For example, consider the ProductCatalog table described in the Creating Tables and Loading Sample Data section. Items in this table contain basic product information, such as product name and description. This information changes infrequently, but it is used every time an application displays a product for the user.

If your application also needed to keep track of rapidly changing product attributes, such as price and availability, you could store this information in a separate table called ProductAvailability. This approach would minimize the throughput cost of updates. To illustrate, suppose that a ProductCatalog item was 3 KB in size, and the price and availability attributes for that item was 300 bytes. In this case, an update of these rapidly changing attributes would cost three, the same cost as updating any other product attributes. Now suppose that price and availability information were stored in a ProductAvailability table instead. In this case, updating the information would cost only one write capacity unit.

Note

For an explanation of capacity units, see Provisioned Throughput.

If your application also needed to store product data that is displayed less frequently, you could store this information in a separate table called ExtendedProductCatalog. Such data might include product dimensions, a track listing for music albums, or other attributes that are not accessed as often as the basic product data. This way, the application would only consume throughput when displaying basic product information to the users, and would only consume additional throughput if the user requests the extended product details.

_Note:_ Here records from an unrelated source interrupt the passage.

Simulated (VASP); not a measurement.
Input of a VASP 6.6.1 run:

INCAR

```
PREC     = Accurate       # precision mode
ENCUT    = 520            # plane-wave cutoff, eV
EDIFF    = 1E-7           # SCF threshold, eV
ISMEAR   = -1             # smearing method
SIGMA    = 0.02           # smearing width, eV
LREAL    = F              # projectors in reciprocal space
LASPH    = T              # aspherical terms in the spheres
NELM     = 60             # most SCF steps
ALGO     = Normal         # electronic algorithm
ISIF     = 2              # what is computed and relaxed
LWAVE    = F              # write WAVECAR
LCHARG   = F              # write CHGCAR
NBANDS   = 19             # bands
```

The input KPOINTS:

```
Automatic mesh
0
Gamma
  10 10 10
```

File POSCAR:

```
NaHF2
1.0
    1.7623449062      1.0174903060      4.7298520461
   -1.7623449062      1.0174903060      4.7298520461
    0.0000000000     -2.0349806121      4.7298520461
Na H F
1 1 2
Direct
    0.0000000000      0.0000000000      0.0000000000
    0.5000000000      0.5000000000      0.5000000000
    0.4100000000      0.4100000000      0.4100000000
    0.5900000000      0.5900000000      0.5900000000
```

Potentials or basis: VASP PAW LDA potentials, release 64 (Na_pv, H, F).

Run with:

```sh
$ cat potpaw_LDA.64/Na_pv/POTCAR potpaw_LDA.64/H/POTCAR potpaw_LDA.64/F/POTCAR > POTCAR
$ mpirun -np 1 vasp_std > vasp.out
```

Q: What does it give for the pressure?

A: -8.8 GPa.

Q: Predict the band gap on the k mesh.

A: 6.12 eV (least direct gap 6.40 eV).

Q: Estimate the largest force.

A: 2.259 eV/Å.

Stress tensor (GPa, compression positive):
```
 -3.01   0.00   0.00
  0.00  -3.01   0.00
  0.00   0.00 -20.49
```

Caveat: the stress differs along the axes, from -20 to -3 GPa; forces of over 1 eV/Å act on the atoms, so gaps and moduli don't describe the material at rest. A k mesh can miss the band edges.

The following are example instances of the tables in the preceding discussion. Note that all the tables have an Id attribute as the primary key.

ProductCatalog

IdTitleDescription
21"Famous Book""From last year's best sellers list, ..."
302"Red Bicycle""Classic red bicycle..."
58"Music Album""A new popular album from this week..."

ProductAvailability

IdPriceQuantityOnHand
21"$5.00 USD"3750
302"$125.00 USD"8
58"$5.00 USD""infinity (digital item)"

ExtendedProductCatalog

IdAverageCustomerRatingTrackListing
215 
3023.5 
584{"Track1#3:59", "Track2#2:34", "Track3#5:21", ...}

Here are several advantages and considerations for splitting the attributes of an item into multiple items in different tables:

  • The throughput cost of reading or writing these attributes is reduced. The cost of updating a single attribute of an item is based on the full size of the item. If the items are smaller, you will incur less throughput when you access each one.

  • If you keep your frequently accessed items small, your I/O workload will be distributed more evenly. Retrieving a large item can consume a great deal of read capacity all at once, from the same partition of your table; this can make your workload uneven, which can cause throttling. For more information, see Avoid Sudden Bursts of Read Activity

  • For single-item read operations, such as GetItem, throughput calculations are rounded up to the next 4 KB boundary. If your items are smaller than 4 KB and you retrieve the items by primary key only, storing item attributes as separate items may not reduce throughput. Even so, the throughput cost of operations such as Query and Scan are calculated differently: the sizes of all returned items are totaled, and that final total is rounded up to the next 4 KB boundary. For these operations, you might still reduce your throughput cost by moving the large attributes into separate items. For more information, see Capacity Unit Calculations.

Compress Large Attribute Values

You can compress large values before storing them in DynamoDB. Doing so can reduce the cost of storing and retrieving such data. Compression algorithms, such as GZIP or LZO, produce a binary output. You can then store this output in a Binary attribute type.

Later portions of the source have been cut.